Some naïve listeners might subjectively prefer all their sounds to be softened, or even have the naturally hard transient attacks be completely erased. Such naïve listeners might well prefer the sound of MQA to other competing systems that reveal the truth about real sounds, so they might well erroneously pronounce MQA's sound to be superior precisely because of what is in fact MQA's gross distortion and reconstruction failure here, with all brief transient attacks.

The second sonic contrast we noted was that MQA's high frequencies had a much more airy, open quality, whereas PCM's high frequencies sounded more closed in. They were surely different, but that does not answer the crucial questions of which is better, and why.

One sonic clue was that MQA's high frequencies were also soft, defocused, diffused, phasey, and fuzzy smeared (not articulate, individuated, or coherently focused). This suggests that something was wrong with these high frequencies (perhaps the same factor producing their airier, more open quality).

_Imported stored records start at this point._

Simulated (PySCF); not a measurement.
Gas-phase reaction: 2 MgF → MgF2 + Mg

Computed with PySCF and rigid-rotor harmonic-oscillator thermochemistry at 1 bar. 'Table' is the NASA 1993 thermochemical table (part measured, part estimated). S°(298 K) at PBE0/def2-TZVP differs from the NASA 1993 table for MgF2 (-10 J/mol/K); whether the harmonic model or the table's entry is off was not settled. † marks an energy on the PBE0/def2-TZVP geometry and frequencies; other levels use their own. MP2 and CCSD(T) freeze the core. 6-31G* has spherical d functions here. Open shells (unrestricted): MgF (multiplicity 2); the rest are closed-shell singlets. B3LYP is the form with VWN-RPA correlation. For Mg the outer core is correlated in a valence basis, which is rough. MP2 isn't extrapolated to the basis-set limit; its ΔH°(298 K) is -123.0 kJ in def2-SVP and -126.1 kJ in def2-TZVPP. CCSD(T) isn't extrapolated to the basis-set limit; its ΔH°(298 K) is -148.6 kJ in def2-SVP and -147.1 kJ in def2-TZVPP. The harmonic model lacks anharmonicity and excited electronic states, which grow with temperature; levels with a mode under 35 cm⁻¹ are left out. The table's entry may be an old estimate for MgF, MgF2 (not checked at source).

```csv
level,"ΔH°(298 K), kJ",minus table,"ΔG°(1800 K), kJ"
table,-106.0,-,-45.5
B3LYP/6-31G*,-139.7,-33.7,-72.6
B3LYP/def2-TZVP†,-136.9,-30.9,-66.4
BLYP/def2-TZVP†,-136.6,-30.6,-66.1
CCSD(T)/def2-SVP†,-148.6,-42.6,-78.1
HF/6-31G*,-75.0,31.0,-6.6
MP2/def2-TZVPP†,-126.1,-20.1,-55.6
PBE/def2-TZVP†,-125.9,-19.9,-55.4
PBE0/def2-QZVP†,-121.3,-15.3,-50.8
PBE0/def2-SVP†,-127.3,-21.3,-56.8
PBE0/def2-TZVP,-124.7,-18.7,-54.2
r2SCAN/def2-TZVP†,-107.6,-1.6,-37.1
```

On the other side of the coin, we happen to know that, for technical reasons (to be explained in another installment of this article), low sample rate digital in general and PCM in particular do have problems that lead to their sounding too dull and closed in at high frequencies.

Thus, this particular sonic difference could objectively well be a matter of both systems being somewhat wrong, but in different ways, and on opposite sides of the ideal accurate middle (as sonically revealed by high sample rate PCM).

Which did we subjectively prefer? Neither. Our job is to objectively observe and analyze. We can well imagine many listeners subjectively preferring the more airy, open, softer and more relaxed presentation of high frequencies by MQA. But it would be an objective mistake to pronounce MQA better. Indeed, in point of objective fact, it might well turn out that MQA's different sonic presentation here, however subjectively pleasing to some listeners, is actually caused by an objective factual technical defect in MQA, in which case we can assuredly state that MQA's sound is factually and objectively wrong here, despite it being subjectively pleasing to many.

The third sonic contrast we noted was that the MQA rendition had a much larger surrounding space, with rich ambience. Since the advent of stereo all of us have strived for better reproduction of large acoustic spaces, and their richer ambience, to frame the direct sound of the performing musicians. So all of us are naturally biased toward thinking that more is always better. And many naïve listeners will be persuaded by MQA's larger spatial portrayal to believe that this MQA rendition must be better, and must be yet another way in which MQA is superior to other digital systems. But, as Goldilocks taught us, more is not always better, and a "just right" middle ground might well be the best of all, especially if it represents accuracy. We are seasoned professional and analytical listeners, so we objectively probed deeper when we heard MQA's richer rendition of ambience and a large space. Our initial subjective enthusiasm was quickly tempered by 3 objective scientific considerations.

First, the large space itself was portrayed as a large amorphous bloated vague halo somewhere beyond the performers - but not as a well defined hall or room, with well defined walls at a well defined distance, where the original recorded performance actually took place.

So there was clearly something wrong with MQA's enhanced spatial imaging. This inferentially scientifically suggests that MQA's whole enhanced imaging phenomenon might well be due to an inaccurate mistake MQA was making, which is the complete opposite of MQA's own claim that MQA does something better than competing digital systems, hence provides superior and more accurate spatial imaging.

Many naïve listeners have joined MQA's own implied claim that bigger, more bloated spatial imaging is always better. And they also have joined MQA in jumping to the totally unfounded inferential assumption that this bigger hence 'better' spatial imaging must be due to MQA's very short (hence more 'ideal') time domain impulse response - which they (erroneously) assume must be providing more accurate time domain transient response reconstruction of the original signal waveform, hence more accurate reproduction of the original spatial venue imaging as the recording mikes heard it.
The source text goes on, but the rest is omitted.